I don't think it is so simple. Eg: people now taking extra trips because it is easy and cheap to do so. Eg: "I'll just Uber the 6 blocks to my next shopping spot" instead of walking. This happens in my friend group all the time. Plus people traveling to the city at all BECAUSE Uber makes intracity travel easy. Eg: I live in the East Bay and hate driving within the city, but am happy to be escorted around it on a whim but would have otherwise stayed more local.
Funny you say that because most of my Uber/Lyfts consist of me going to and from public transit for my intended destination.
Although it is more complicated than that, as I often take a shared ride home because Bart shuts down too early on weekends to be useful on the way back.

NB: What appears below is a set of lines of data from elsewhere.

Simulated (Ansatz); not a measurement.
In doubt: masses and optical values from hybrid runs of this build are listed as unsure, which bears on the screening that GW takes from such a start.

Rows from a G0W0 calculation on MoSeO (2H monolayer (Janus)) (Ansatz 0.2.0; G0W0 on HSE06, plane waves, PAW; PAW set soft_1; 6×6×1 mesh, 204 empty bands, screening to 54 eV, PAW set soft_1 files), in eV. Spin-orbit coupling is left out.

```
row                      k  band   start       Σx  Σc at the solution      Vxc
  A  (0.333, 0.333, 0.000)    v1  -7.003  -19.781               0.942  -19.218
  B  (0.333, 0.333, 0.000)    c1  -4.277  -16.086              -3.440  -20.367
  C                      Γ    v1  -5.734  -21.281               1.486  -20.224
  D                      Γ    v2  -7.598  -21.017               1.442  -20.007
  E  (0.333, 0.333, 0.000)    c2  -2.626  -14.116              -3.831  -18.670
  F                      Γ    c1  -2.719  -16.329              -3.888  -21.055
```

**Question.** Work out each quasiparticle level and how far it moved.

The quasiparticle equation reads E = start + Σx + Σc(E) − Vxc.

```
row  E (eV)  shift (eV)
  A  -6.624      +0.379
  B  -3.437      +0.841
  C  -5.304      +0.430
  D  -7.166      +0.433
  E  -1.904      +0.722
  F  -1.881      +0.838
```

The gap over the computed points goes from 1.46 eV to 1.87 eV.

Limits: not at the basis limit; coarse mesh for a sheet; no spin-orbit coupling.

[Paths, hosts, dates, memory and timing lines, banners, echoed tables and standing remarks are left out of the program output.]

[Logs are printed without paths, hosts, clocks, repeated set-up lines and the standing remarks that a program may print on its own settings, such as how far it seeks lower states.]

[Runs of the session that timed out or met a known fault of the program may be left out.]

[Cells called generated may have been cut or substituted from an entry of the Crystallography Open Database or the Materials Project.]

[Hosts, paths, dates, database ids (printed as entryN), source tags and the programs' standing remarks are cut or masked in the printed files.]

Additionally the math gets complicated when I have multiple people with me, as often times it's cheaper to uber/lyft somewhere to our destination than it is for all of us to individually pay for a Bart ticket.
This is called multimodal transport. I'm unsure how big the effect is for Uber/Lyft where booking the ride would seem slightly more involved than, say, using a bike. But it's an area of great interest especially for public transit planners.
I'm only comparing what happens in the world we have, where Uber & Lyft exist, vs. what would happen if they didn't, or would've happened back when they didn't. Obviously some of this is guesswork kind of like "Gee what would've happened if I'd married my high school crush" or whatnot. But in general if you would've walked or biked to transit before, and now you take Uber & Lyft, that makes congestion worse. If you would have driven to transit, using Uber/Lyft has no effect. If you would have driven the whole way, it's a partial improvement (by riding transit for that one segment).
Actually, you take that number, PLUS the number of empty Uber cars, PLUS the number of empty taxis that would not have been empty if there wasn't Uber...
That just isn't true. They often do drive around and look for fares or go back to a place where they can collect a fare from where one did not exist. Example you pick up Passenger A in dense urban center drop them off in suburb no fares exist there. You need to drive back to the urban center to pick up another Passenger. You have worsened traffic and created extra carbon pollution.
So, we consider people being able to do something in a way they would much rather do it as a negative? If you have the choice between walking and an Uber, and you really want to walk, then just walk. If you have the choice between walking and walking, but you really don't want to walk, then you're worse off.
Clearly a trip that is taken has utility to the person taking the trip, so the "not at all" outcome is a bad one.
People will use the best option they have out of the ones available to them. Transit is usually faster than Uber for trips to downtown or the Mission, but try getting to Miraloma with it.
Every trip has a cost. It's a transaction. If it costs me $1,000,000 to get to the park (and it's fairly likely I won't make $1M at said park), I will maximize utility by not taking the trip.
In addition, every trip by you, has various costs to everyone else, namely the traffic congestion we're talking about here, plus many other things we're not talking about like pollution, publicly-subsidized police/EMT/fire for cleaning up your car wrecks, etc. Transport modes that allow you to take up less space on the roads per person, or that use separate parallel networks, or that don't pollute or involve wrecks, cost everyone less on these particular axes.
And, following this, these different effects probably have different values for society, i. e.:
- Replacing public transit = unmitigated bad
- Replacing walking, bike = even worse, bikes are unbeatable for health, space efficiency, energy use, noise, and really any other category
- Replacing using own car = close to neutral, maybe slightly positive, especially when it allows people on the margin forgo car ownership entirely
- Non-consumption = likely positive, taking a trip you otherwise wouldn't take is a sign of increased freedom/participation in society and would tend to outweigh environmental concerns in my subjective judgement
There's also a larger impact for cars that block traffic by stopping in the lane in front of a pickup or drop address where there isn't room to pull over.
And there's an impact from out-of-town weekend drivers that don't know where they're going and take a dumb route because of that unfamiliarity.